On an X display, (charset-columns) gives a better approximation to the
actual displayed width of the character (especially if fonts are
chosen with this assumption in mind) than to assume all characters are
the same size, so (charset-columns) is used by the column-manipulating
functions like (current-column).  I think (charset-width) should refer
to the actual displayed width of a character, but that would be
undefined since this is font-dependent.  So we are better off not
having a (char-width) or (charset-width) function at all.  So I like
XEmacs' decision to have (charset-dimension) and (charset-columns),
but not (charset-width).  

But I am willing to change XEmacs' (charset-columns) function name to
(charset-width), for compatibility reasons.

KH>    Registered name of charsets are not systematic.  So systematic named
KH>    alias may be comfortable for users.  Charset defined in RFC 1922 is
KH>    systematic.  One way is to use this naming rule, like:
KH> 	   coding-system-<script>-<charset>-<edition>
KH>    For example:
KH> 	   coding-system-ja-jis-1978
KH> 	   coding-system-ja-jis-1990
KH> 	   coding-system-ja-sjis-1978
KH> 	   coding-system-ja-sjis-1990
KH> 	   coding-system-kr

I agree that we should use international standards to name charsets
and coding-systems.  Can't we just copy the names from the relevant
RFC's?  But I object to the prefixes `coding-system' and `charset-',
although I can be swayed on this point.  An interface that may be
common to both emacsen might be (get-charset):

get-charset: (NAME)
  -- a built-in function.
Retrieve the charset of the given name.
Same as `find-charset' except an error is signalled if there is no such
charset instead of returning nil.

So (get-charset 'japanese-jisx0208) would be an API that could work
with both emacsen.  With GNU Emacs the implementation could be:
(defun get-charset (symbol) 
  (symbol-value (intern (concat "charset-" (symbol-name symbol)))))

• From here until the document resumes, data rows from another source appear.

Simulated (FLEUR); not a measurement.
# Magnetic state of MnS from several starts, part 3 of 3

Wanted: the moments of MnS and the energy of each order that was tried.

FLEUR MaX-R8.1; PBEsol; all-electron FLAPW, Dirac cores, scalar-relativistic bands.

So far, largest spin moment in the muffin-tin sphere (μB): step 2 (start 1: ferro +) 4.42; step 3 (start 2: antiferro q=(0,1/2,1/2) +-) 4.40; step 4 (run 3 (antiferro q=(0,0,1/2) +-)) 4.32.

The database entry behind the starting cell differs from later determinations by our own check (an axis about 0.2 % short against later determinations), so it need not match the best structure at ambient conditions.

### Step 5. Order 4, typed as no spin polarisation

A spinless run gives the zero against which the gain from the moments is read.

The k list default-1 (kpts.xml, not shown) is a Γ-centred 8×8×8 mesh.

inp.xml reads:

But I can see why you would not like this (for aesthetic reasons).

BTW, I have been making some changes for compatibility (!).
My latest XEmacs returns this for (charset-list):

(chinese-cns11643-7 ethiopic korean-ksc5601 chinese-big5-2
japanese-jisx0212 japanese-jisx0201-roman latin-5 arabic latin-3
control-1 chinese-cns11643-3 arabic-0 sisheng chinese-cns11643-5
chinese-cns11643-2 chinese-big5-1 japanese-jisx0208
japanese-jisx0201-kana hebrew cyrillic latin-2 ascii arabic-2
vietnamese-upper ipa chinese-cns11643-6 composite chinese-cns11643-1
chinese-gb japanese-jisx0208-1978 thai greek latin-4 latin-1
chinese-cns11643-4 arabic-1 vietnamese-lower)

There are several fundamental design differences between Emacs/Mule
and XEmacs/Mule.  I really don't like having a charset be simply an
integer.  One cannot write a robust (charsetp) function, for example.

Mule 19.33-delta returns this for (charset-list):

(0 129 130 131 132 133 134 135 136 137 138 140 141 144 145 146 147 148
149 150 151 152 153 160 161 162 163 164 165 166 224 245 246 247 248
249 250)

Perhaps even XEmacs' (charset-list) function is broken.  It returns a
list of symbols (that can be used to look up charsets), but not charset
objects themselves.  Contrast to what (buffer-list) returns (in both
emacsen!):

(#<buffer *scratch*> #<buffer *Minibuf-1*> #<buffer *Messages*>
#<buffer *Help*> #<buffer *Apropos*>)

Perhaps what XEmacs' (charset-list) function should return is what is
now returned by (mapcar #'get-charset (charset-list)):

(#<charset chinese-cns11643-7 "Chinese CNS Plane 7" 94x94 l2r cols=2
g0 final='M' reg=CNS11643[.-]\(.*[.-]\)?7$ 0x760> #<charset ethiopic
"Ethiopic" 94x94 l2r cols=2 g0 final='2' reg=Ethio 0x782> #<charset
korean-ksc5601 "Korean" 94x94 l2r cols=2 g0 final='C' reg=KSC5601
0x217> ....)

Martin